SALT LAKE CITY – There is a lot of uncertainty regarding the financial implications of the UK voting to exit the EU, and the Obama administration said they’re keeping a close eye on the situation.
With the Brexit vote fresh on everyone's minds, Zions Bank released their monthly Utah Consumer Attitude Index at Salt Lake City’s "London Market."
Aaron Andersen of the Cicero Group advises Zions Bank, and he began by comparing the U.S. economy with other nations’ Gross Domestic Product.
“From the first quarter of 2008 to the same period of time this year, US GDP has expanded 10.9 percent,” Andersen said. “Compare that to only just over 6/10ths of a percent growth in Europe, only 6/100ths of a percent growth in Japan."
Brexit pounded the British pound, and that makes for a stronger American dollar. A stronger dollar makes American products more expensive, and less attractive to overseas buyers.
That will hurt Utah companies that manufacture and export goods.
“By slowing exports, we know that employment can be hurt here in the United States, and an extended profits recession, with our companies that are exporting overseas, is obviously going to have an impact that will reach us,” Andersen said.
A strong dollar should bring down prices of imported items like those sold at the London Market, but Andersen said that won't make up for the negative impacts on the economy.

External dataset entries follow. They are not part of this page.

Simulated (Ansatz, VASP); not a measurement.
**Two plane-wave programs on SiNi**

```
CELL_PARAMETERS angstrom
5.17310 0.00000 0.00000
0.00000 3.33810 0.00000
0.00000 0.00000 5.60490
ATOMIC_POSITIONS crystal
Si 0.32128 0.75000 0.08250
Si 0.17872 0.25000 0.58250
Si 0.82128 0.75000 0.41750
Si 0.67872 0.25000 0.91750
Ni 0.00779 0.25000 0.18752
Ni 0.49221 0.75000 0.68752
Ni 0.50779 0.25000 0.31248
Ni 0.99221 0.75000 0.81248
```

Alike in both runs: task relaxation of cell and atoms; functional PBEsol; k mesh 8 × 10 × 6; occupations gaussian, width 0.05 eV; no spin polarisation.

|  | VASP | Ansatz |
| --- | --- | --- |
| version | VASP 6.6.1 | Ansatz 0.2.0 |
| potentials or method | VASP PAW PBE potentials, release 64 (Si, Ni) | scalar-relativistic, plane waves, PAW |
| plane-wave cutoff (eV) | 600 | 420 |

London Market works through suppliers in the US, who do the importing and then sell to places like the Utah store. That means the impacts of Brexit will take a while to be felt at London Market.
For now, London Market is counting on its core customers to keep sales brisk.
"We have a lot of customers that come in that come specifically for the things that they've been craving since they left England, and they'll find them here as far as biscuits, and teas, and all of our candies, the good stuff, the good English chocolate,” Manager Brandy Withers said.